I’m not going to spoil it – go and read it for yourself, and then the title of this post will make horrible sense.  You can read more in George Dyson‘s absorbingly intricate account of Turing’s Cathedral: the origins of the digital universe (Allen Lane/Penguin, 2012).

Security archipelagos

Three short contributions that have caught my eye raise a series of interesting questions about contemporary ‘security archipelagos’ (in multiple sense of the term, hence the plural).

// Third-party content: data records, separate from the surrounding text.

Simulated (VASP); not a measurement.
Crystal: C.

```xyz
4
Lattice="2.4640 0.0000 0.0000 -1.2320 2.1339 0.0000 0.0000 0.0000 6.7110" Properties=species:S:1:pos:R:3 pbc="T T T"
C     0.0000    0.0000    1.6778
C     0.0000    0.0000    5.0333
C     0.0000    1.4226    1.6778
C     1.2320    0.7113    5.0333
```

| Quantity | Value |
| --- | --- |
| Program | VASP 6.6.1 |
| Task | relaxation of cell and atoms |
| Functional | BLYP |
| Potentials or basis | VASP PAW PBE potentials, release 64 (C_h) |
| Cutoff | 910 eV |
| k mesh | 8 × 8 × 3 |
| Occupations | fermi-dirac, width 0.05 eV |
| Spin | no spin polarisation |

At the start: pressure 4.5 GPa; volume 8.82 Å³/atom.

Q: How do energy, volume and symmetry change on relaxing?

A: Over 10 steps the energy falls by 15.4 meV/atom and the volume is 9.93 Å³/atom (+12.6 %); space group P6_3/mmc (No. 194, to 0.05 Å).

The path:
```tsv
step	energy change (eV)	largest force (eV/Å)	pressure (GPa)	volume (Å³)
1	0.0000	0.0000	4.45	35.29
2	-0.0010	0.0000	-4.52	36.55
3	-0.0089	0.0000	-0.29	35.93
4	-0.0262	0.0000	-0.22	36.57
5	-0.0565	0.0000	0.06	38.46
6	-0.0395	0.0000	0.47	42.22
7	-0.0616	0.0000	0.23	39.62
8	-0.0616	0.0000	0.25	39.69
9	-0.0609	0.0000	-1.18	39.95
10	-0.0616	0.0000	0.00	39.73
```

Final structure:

amar-security-archipelagoThe term itself comes from Paul Amar, and Austin Zeiderman has a short but interesting review of his The Security Archipelago: Human-Security States, Sexuality Politics, and the End of Neoliberalism (Duke, 2013) over at Public Books (Public Culture‘s public site):

‘Amar asserts that we need an analytical framework focused on the rise of human security—a governance regime that “aim[s] to protect, rescue, and secure certain idealized forms of humanity.” This new regime is gradually replacing neoliberalism, Amar contends, “as the hegemonic project of global governance and of state administration.” This shift is evident in how security is now justified and pursued by states. The antagonistic relationship between security and human rights that characterized the “neoliberal market states” of the late 20th century is no longer so evident. The repressive security strategies that underpinned earlier development paradigms have been succeeded by the “promise to reconcile human rights and national security interests” in the interest of economic prosperity. Progressive and conservative security doctrines now agree on the imperative to “humanize” (or “humanitarianize”) both state and parastatal security apparatuses. The result, Amar argues, is what he calls the “human-security state”: a globally emergent governance regime with “consistent character and political profile.” From Latin America to the Middle East, political legitimacy is increasingly based on securing humanity against a range of malicious forces….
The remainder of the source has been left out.